Tricky Calculus Question I

$\begin{aligned} I & = \int_\frac \pi 6^\frac \pi 3 \frac 1{1+\tan^{2018} x} dx & \small \color{#3D99F6} \text{Using }\int_a^b f(x) \ dx = \int_a^b f(a+b-x) \ dx \\ & = \frac 12 \int_\frac \pi 6^\frac \pi 3 \left(\frac 1{1+\tan^{2018} x} + \frac 1{1+\tan^{2018} \left(\frac \pi 2- x\right)} \right)dx \\ & = \frac 12 \int_\frac \pi 6^\frac \pi 3 \left(\frac 1{1+\tan^{2018} x} + \frac 1{1+\cot^{2018} x} \right)dx \\ & = \frac 12 \int_\frac \pi 6^\frac \pi 3 \left(\frac 1{1+\tan^{2018} x} + \frac 1{1+\frac 1{\tan^{2018} x}} \right)dx \\ & = \frac 12 \int_\frac \pi 6^\frac \pi 3 \left(\frac 1{1+\tan^{2018} x} + \frac {\tan^{2018}x}{\tan^{2018} x + 1} \right)dx \\ & = \frac 12 \int_\frac \pi 6^\frac \pi 3 dx = \frac x2 \ \bigg|_\frac \pi 6^\frac \pi 3 = \frac \pi{12} \end{aligned}$

Therefore, $k=\boxed{12}$ .

First, we need to prove that the graph of $f(x)$ is symmetry about a point between $0\leq x\leq \frac{\pi }{2}$ .

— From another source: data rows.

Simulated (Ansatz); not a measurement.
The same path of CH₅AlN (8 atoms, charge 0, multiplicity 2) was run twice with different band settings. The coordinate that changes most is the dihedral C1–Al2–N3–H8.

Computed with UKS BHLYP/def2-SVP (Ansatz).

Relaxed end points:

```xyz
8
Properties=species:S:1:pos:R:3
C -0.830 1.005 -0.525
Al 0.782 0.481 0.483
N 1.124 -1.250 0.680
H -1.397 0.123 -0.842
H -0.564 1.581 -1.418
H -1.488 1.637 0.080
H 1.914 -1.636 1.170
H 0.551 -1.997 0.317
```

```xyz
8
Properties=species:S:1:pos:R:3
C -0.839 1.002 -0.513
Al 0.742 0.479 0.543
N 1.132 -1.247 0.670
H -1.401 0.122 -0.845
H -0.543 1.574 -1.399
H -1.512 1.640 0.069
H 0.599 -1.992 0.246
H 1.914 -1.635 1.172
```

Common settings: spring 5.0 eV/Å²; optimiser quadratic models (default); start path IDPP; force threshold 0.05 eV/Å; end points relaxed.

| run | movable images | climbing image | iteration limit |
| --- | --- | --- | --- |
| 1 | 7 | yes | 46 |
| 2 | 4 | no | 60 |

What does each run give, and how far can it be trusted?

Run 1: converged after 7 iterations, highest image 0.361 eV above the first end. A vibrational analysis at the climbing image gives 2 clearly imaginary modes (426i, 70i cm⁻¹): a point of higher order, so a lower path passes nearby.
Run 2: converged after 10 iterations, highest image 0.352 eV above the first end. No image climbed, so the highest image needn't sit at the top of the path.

$0\leq x\leq \frac{\pi }{2}$ ,

$f\left ( \frac{\pi }{2}-x \right ) =\frac{1}{1+tan^{k}\left ( \frac{\pi }{2}-x \right )} =\frac{1}{1+cot^{k}(x)}$

$f(x)+f\left ( \frac{\pi }{2}-x \right ) =\frac{1}{1+tan^{k}(x)}+\frac{1}{1+cot^{k}(x)} =1$

$0\leq x\leq \frac{\pi }{4}$ ,

$f\left ( \frac{\pi }{4}-x \right ) = f\left ( \frac{\pi }{2}- \left ( \frac{\pi }{4} +x\right)\right) = 1-f\left ( \frac{\pi }{4} + x \right )$

$f\left ( \frac{\pi }{4}-x \right )+f\left ( \frac{\pi }{4} + x \right ) =1$

Thus, we found that the graph of $f(x)$ is symmetry about a point $\left ( \frac{\pi }{4}, \frac{1}{2}\right )$ between $0\leq x\leq \frac{\pi }{2}$ .

$\begin{aligned} \int_{\frac{\pi }{6}}^{\frac{\pi }{3}}\frac{1}{1+tan^{k}(x)}dx &= \text{ Area of purple region}+ \text{ Area of red region} \\ &= \text{ Area of purple region}+ \text{ Area of green region} \text{ (based on symmetric)} \\ &= \left ( \frac{\pi }{4} - \frac{\pi }{3} \right )\cdot (1) \\ &= \frac{\pi}{12} \end{aligned}$

Substitute $k=2018$ ,

$\int_{\frac{\pi }{6}}^{\frac{\pi }{3}}\frac{1}{1+tan^{2018}(x)}dx = \frac{\pi}{12}$